I met Mohammad in a camp called cold river. “This isn’t us,” he told me. I looked around at his home, a dilapidated shed in the half-century old refugee camp. His five young children had messy hair and dirty clothes. “You see us as refugees. But this wasn’t us in Syria.”
Mohammad is a Palestinian refugee from Syria who fled to Lebanon. That puts him and his family in the unique position of being twice displaced. Back in Syria, they lived in the Palestinian refugee camp of Yarmouk, established five decades ago. They had their own house with a small garden, and his children kept clean and went to school.
Like so many other refugees, Mohammad left everything behind to seek asylum in Lebanon. He lost his house and his small grocery store. Others, even worse off, lost their families. They left because they had no other choice.
And now, with the recent U.S. ban on Syrian refugees, many are losing hope. Even those who had not yet applied for resettlement have been deeply affected. Many were holding out hope that one day, at least, when they gathered enough money and had the time to file for resettlement, they could move to a place like the United States and live normal lives again.

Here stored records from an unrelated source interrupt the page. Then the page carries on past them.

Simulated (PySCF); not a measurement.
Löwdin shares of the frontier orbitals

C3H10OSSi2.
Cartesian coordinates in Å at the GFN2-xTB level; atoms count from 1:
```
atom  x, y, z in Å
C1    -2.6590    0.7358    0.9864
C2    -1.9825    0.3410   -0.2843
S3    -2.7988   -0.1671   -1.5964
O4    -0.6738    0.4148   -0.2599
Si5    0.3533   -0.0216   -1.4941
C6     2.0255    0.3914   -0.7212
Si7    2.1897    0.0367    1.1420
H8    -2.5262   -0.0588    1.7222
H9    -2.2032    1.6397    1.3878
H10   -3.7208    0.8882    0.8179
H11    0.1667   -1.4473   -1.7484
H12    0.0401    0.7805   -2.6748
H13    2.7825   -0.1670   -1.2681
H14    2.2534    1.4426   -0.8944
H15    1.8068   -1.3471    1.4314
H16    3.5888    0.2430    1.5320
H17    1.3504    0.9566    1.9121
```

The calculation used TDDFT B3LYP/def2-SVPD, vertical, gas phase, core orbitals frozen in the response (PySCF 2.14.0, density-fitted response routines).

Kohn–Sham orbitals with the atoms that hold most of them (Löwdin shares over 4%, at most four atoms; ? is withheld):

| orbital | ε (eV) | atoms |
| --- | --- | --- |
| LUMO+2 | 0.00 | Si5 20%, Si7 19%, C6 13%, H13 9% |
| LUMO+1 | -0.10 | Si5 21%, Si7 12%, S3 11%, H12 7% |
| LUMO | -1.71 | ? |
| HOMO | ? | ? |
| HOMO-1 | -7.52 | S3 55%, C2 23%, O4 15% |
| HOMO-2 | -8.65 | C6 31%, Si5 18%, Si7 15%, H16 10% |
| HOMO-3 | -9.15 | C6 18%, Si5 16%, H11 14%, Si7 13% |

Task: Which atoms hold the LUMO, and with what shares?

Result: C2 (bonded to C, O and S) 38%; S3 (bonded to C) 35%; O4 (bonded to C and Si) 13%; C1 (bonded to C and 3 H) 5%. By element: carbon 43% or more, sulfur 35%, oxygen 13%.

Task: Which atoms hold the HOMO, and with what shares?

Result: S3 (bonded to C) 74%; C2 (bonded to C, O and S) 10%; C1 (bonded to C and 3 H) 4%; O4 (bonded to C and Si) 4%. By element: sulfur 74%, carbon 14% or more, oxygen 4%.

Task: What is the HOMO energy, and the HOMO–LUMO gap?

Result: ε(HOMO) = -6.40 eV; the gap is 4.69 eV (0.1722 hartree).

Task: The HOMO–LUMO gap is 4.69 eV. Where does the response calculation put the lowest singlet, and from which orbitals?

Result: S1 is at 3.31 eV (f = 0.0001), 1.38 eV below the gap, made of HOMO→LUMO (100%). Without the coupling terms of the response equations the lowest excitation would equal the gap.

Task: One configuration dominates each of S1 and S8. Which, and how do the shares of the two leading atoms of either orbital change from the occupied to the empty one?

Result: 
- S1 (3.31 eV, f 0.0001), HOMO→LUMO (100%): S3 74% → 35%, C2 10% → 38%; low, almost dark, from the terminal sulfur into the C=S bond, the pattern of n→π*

For refugees and much of the region, America signifies freedom and equality. It’s a place of optimism, where ambition and hard work can help anyone achieve their dreams. For many of us in Lebanon and beyond, we look to the United States as a model for all the possibilities we do not have here.
But, then, on January 27, 2017, Donald Trump shut down the U.S. refugee program for 120 days, and indefinitely banned Syrian refugees from coming to the United States. Even now that the U.S. courts have stayed that ban, hope in America, as a refugee for the most in need, has vanished.
In Lebanon there are 1.5 million registered Syrian refugees, and likely a great deal more without papers. They have managed to escape bombs and constant warfare. But here, they don’t even have the bare minimum they need to live a dignified life.
Some, like Mohammad, live in old Palestinian camps like Nahr El Bared that are crumbling, a result of overpopulation and poor infrastructure. Others live in tents made of sheet metal and tarp. Many lack reliable electricity and running water. Over half of the children do not go to school. Others have to drop out to make money and support their families. They live on the margins, with little chance of getting anywhere in life.
Organizations like American Near East Refugee Aid (ANERA), which I work for, are trying very hard to improve the situation. We do as much as we can, given Lebanon’s lack of space, infrastructure and services. Financial resources are limited. Schools are overcrowded and operate on shifts. Unemployment is high among Lebanese citizens, so it is hard for refugees to find work. There simply are not enough jobs for everyone.
Yet, still, I am struck by the resilience of refugees. They remain active and work hard with the little resources they have. There are some in Lebanon, America, and elsewhere who, unfortunately, see them as parasites. Politicians everywhere use them for their own agenda. But I work with refugees every day and know they are incredibly productive and hard-working people. They can benefit any country they go to, be it Lebanon or the United States.
Since I met Mohammad I often think back on what he said about the situation he was living under: “This isn’t us.” We need to remember that each refugee once had a normal life, just like you and me. We must not view them as an amorphous, homogenous group, but as individuals who each have their own dreams.
In times, when all hope and decency seem to be lost, we must make sure we do not forget about these families in need. They may be unable to make it to the Statue of Liberty, but they should at least be treated with dignity.